All members of the family of a defaulting promoter, including the extended one — spouse, children, nephews, nieces, grandchildren, great-grandchildren, aunts, uncles — would now be barred from bidding for insolvent companies. These cover both the paternal and maternal sides.
Directors of companies and those who own more than 2 per cent stake in the defaulting company will also be treated as a related party.
Anybody who is part of the undivided Hindu family of the defaulting promoter is up for disqualification. This is defined under the law as consisting of all persons lineally descended from a common ancestor, including wives and unmarried daughters.
As such, related parties under the Insolvency and Bankruptcy Code have now been defined in sync with the Companies Act.
The change was brought about by an ordinance.
As the ordinance is with prospective effect, most of the cases recommended by the Reserve Bank for insolvency resolution might not be reopened; the bidding process has been completed in these.

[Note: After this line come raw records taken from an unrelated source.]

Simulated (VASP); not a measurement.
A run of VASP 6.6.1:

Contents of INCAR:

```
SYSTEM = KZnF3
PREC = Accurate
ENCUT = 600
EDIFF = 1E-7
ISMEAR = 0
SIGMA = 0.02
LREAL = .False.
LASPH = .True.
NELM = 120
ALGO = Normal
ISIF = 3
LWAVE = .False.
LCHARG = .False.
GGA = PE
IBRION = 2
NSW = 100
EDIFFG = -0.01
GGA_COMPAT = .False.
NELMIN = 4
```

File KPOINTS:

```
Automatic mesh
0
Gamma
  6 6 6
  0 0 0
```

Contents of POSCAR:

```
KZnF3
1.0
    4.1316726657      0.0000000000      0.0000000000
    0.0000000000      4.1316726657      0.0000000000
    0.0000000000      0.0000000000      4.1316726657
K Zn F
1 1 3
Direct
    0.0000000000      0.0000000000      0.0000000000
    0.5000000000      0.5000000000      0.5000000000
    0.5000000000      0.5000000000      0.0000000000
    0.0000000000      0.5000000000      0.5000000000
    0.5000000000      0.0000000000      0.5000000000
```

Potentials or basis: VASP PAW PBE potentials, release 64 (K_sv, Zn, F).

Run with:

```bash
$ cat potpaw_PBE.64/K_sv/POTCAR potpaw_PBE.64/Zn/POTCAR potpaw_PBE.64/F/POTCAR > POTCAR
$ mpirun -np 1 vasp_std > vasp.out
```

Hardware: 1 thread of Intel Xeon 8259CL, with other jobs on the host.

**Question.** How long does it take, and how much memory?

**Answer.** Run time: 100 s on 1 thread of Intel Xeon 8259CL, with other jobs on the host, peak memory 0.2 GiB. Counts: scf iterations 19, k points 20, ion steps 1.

Earlier, the government had inserted Section 29A in the Insolvency and Bankruptcy Code, to prohibit the promoters of a company having bad debts of over a year and related parties from bidding for insolvent companies.
The new ordinance has added a 12th schedule to the Act. By doing so, the ordinance lists 26 Acts under which anyone booked for two years will be barred from presenting a resolution plan. These include the Reserve Bank of India Act, the Prevention of Money Laundering Act, the Central Excise Act, the Foreign Trade Act, the Air Act, the Sick Industrial Companies Act and the Water Act.